UNDT/2019/016, Nikolarakis
The Tribunal noted that at the time of the hearing, Respondent counsel had not been instructed or informed the recruitment exercise in question and consequently did not apprise the Tribunal about this fact, just as the Applicant’s Counsel did not know about the Applicant’s application for the position. The Tribunal held that the applying party, the Respondent, meaning the Administration at large, must have known about the ongoing recruitment exercise and the Applicant’s job application for the Job Opening. At the very least, such knowledge must be imputed or assumed to have been known to the Respondent, even though from the circumstances it is clear that the pertinent information was not within the knowledge of counsel for the Respondent, but the Administration at large. The Tribunal decided to reject the application for revision. The Tribunal also invited the parties to file a joint motion stating whether they have settled the matter amicably or make submissions on liability.

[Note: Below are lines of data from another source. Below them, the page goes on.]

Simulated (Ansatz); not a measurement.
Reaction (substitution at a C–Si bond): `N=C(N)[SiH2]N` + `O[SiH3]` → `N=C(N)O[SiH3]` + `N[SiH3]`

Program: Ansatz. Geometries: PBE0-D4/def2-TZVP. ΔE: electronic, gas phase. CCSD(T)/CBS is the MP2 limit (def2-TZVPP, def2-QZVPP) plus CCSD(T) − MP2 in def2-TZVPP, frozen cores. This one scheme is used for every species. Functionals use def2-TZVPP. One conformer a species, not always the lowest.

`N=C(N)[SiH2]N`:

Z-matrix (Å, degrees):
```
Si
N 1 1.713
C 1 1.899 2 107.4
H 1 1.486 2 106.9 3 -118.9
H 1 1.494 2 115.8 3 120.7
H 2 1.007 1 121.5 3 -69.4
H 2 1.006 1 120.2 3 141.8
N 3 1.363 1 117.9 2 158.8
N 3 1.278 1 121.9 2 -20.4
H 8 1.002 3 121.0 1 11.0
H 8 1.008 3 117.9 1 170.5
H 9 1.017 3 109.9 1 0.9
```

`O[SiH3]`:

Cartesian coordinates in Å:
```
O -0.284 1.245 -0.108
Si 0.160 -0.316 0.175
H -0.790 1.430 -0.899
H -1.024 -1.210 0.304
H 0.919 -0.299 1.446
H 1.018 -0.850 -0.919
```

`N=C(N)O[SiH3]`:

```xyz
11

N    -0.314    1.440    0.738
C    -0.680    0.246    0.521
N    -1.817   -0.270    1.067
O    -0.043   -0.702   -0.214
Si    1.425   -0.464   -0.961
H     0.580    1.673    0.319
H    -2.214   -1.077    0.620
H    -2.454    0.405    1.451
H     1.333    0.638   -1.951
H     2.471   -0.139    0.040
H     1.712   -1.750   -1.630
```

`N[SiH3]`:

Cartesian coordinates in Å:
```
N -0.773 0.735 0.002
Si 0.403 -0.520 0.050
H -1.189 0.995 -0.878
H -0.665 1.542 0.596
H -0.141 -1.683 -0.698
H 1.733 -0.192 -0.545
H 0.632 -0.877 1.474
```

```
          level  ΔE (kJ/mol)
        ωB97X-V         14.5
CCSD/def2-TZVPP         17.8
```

The Respondent filed an application for revision of judgment UNDT/2017/068 (Nikolarakis) on relief, contending that certain decisive facts were unknown to the Tribunal and Counsel for the Respondent when the Judgment was rendered. The contention in this case is the quantum of compensation which was set by the Tribunal. The Tribunal noted that contrary to the submissions made and evidence adduced at the hearing in the main case on 4 April 2017, a selection exercise for thirteen S-3 positions took place pursuant to a job opening issued on 21 April 2017, following which the Applicant was appointed to an S-3 level position on 29 March 2018. The Respondent argued that these are facts warranting a revision of the judgment on compensation to lower it.
Knowledge of relevant facts by a party can legitimately be imputed to their legal representative.